Asian-style simplicity meets 16th century excess in Venice at the Aman’s first Italian property, writes Andrew Forbes.
In a world of ostentatious excess, it is now genuine exclusivity, personalised service and discretion that are the true hallmarks of an upscale hotel experience.
The Aman Canal Grande Venice, is an exquisitely presented hotel, within a Venetian palazzo, where one finds refined contemporary aesthetics, exceptional accommodation within palatial surroundings and discreet, attentive service.

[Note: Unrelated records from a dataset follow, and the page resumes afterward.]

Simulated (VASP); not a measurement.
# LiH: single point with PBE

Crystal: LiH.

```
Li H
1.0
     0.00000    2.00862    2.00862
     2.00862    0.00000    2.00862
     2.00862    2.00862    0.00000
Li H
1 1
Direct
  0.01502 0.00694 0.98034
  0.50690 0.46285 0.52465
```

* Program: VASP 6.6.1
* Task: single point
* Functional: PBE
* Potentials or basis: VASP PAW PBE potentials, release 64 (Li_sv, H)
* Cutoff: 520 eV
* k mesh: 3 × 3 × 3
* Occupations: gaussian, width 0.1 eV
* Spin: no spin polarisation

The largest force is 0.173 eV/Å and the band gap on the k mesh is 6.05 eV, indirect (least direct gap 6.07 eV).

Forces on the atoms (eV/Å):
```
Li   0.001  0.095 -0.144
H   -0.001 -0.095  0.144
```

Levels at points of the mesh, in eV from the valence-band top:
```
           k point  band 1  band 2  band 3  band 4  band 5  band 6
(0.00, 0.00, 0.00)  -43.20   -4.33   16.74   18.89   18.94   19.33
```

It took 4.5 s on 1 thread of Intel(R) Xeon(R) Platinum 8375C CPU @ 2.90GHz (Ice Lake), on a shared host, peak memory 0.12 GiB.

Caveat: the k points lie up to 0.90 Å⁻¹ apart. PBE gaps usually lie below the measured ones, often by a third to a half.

…this is the new ultra-luxury
The Baroque-style Palazzo Papadopoli, on the Venice’s incomparable Grand Canal, has been meticulously restored (2014); a place where the Aman signature minimalism harmonises beautifully with the palace’s Rococo and Neo-Renaissance furniture, frescos, classic art and flamboyant Murano crystal chandeliers.
Arrive aboard Casino Royale
Venice’s modest Marco Polo airport is about 35 minutes from this lagoon city. The transfer to the hotel is of course by boat; guests are whisked to the Aman in stylish elegance aboard the property’s 1930 style ‘Casino Royale’ – a beautiful custom-built boat, in vintage style, made from polished amber and honey hued wood – which makes the journey a memorable start to one’s stay.
Once ensconced in this extraordinary palace, it feels like Venice just can’t get any better. George Clooney and Amal Alamuddin certainly thought so, as they chose this stunning 16th century pad for their wedding reception and wedding night.
…the greatest city treasures of all, a canal-side garden
The property is in the heart of this lagoon city, yet boasts one of the greatest city treasures of all, a large garden beside the Grand Canal; a place to sit under parasols and enjoy a spritz.
There is also a rooftop terrace, where if you’re lucky you might bump into the young aristocratic owners, Giberto and Bianca, the Count and Countess Arrivabene Valenti Gonzaga, who still live in the palace with their family, in an apartment on the 5th floor.
The salons of the palace retain all their original magical grandeur – abundant crystal chandeliers hang from the frescoed ceilings, gilt mirrors, and extravagantly sculpted baroque fireplaces make one feel as if you have entered a period movie; yet bringing a sense of tranquillity and serenity is the Aman signature interior style of elegant, paired back minimalism, created by Jean Michel Gathy of Denniston Architects (and the structural engineering and architecture by Venice-based Claudio Rebeschini and the Dottor Group).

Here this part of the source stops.